After Kentucky's encouraging leap to 14th place nationally in Education Week's annual Quality Counts survey a few weeks ago, this week comes a new report ranking the Commonwealth 41st in teacher quality.
The National Council on Teacher Quality released its 2011 State Policy Yearbook on Wednesday and while Kentucky showed slight improvements in some areas, nevertheless earned a D+ overall in teacher quality. Read the Associated Press summary of the report here, and the full Kentucky report from NCTQ here.
The teacher quality report criticized Kentucky on several counts, including the preparation of special education teachers, the rather weak link between teacher evaluation and student performance, financial threats to the state's teacher retirement program, and other concerns.

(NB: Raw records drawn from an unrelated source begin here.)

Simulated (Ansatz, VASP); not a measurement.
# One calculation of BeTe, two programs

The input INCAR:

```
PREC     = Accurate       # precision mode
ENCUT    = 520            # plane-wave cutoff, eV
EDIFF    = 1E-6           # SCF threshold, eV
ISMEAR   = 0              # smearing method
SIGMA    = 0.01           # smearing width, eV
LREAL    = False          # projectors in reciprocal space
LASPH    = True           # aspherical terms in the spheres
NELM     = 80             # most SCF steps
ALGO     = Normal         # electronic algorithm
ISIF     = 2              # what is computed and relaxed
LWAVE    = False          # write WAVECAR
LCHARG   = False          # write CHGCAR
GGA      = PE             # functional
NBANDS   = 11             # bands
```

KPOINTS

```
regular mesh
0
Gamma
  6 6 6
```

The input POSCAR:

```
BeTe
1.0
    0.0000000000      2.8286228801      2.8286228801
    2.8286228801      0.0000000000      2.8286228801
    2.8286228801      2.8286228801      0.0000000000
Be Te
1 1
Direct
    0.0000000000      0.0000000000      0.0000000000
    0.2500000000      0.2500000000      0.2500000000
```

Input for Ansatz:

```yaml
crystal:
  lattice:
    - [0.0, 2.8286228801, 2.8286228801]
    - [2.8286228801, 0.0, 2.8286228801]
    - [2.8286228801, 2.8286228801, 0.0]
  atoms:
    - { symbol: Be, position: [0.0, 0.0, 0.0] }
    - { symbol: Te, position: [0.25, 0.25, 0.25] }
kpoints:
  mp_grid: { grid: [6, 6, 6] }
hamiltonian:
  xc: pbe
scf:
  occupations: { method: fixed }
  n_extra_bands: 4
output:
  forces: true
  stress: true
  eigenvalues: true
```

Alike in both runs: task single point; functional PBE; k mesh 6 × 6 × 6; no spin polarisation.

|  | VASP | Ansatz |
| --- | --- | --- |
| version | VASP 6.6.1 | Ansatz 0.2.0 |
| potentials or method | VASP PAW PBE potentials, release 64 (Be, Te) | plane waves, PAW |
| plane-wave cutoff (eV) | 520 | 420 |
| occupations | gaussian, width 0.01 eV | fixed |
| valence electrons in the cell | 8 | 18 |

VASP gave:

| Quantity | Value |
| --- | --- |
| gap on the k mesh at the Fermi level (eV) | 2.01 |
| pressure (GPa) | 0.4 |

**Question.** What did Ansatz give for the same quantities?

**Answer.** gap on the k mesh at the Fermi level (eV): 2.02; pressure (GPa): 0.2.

What to make of the differences between the Quality Counts report and the Teacher Quality report? For one thing, the two surveys use very different criteria for assessing educational quality. Quality Counts focuses on a broad set of measures, including standards and accountability structures, school financing, and long-term student outcomes, while the Teacher Quality report focuses much more narrowly on teacher preparation, development, compensation, and evaluation.
Many of Teacher Quality indicators reflect state-level policies related to certification requirements, teacher training, tenure guidelines, etc., and as such are largely beyond the control of most school-level teachers and administrators (except to the extent we can influence policy through our professional organizations). Kentucky Educational Professional Standards Board director Phil Rogers indicated to the Associated Press that the state would consider the report's recommendations carefully.
From my perspective, the most important implications of the Teacher Quality report for school-level leaders is the emphasis on teacher mentoring, development, and evaluation - all of which are ultimately local concerns and responsibilities. The state's recently-approved-but-still-in-development teacher evaluation overhaul (which, if implemented, would undoubtedly raise Kentucky's ranking on the Teacher Quality report) is designed to build much greater capacity in schools for improving teacher practice and the link to student achievement. I have no problems with the what the state is proposing (though I am skeptical they'll get the necessary inter-rater reliability to establish the system's validity), but I don't think such structures can really yield strong results without extremely high-quality instructional leadership at the school level.
Teacher quality is definitely a statewide problem, but the secrets to solving it lie in the interactions and conversations between principals and teachers in the classrooms, hallways, and meeting rooms of schools in our own neighborhoods.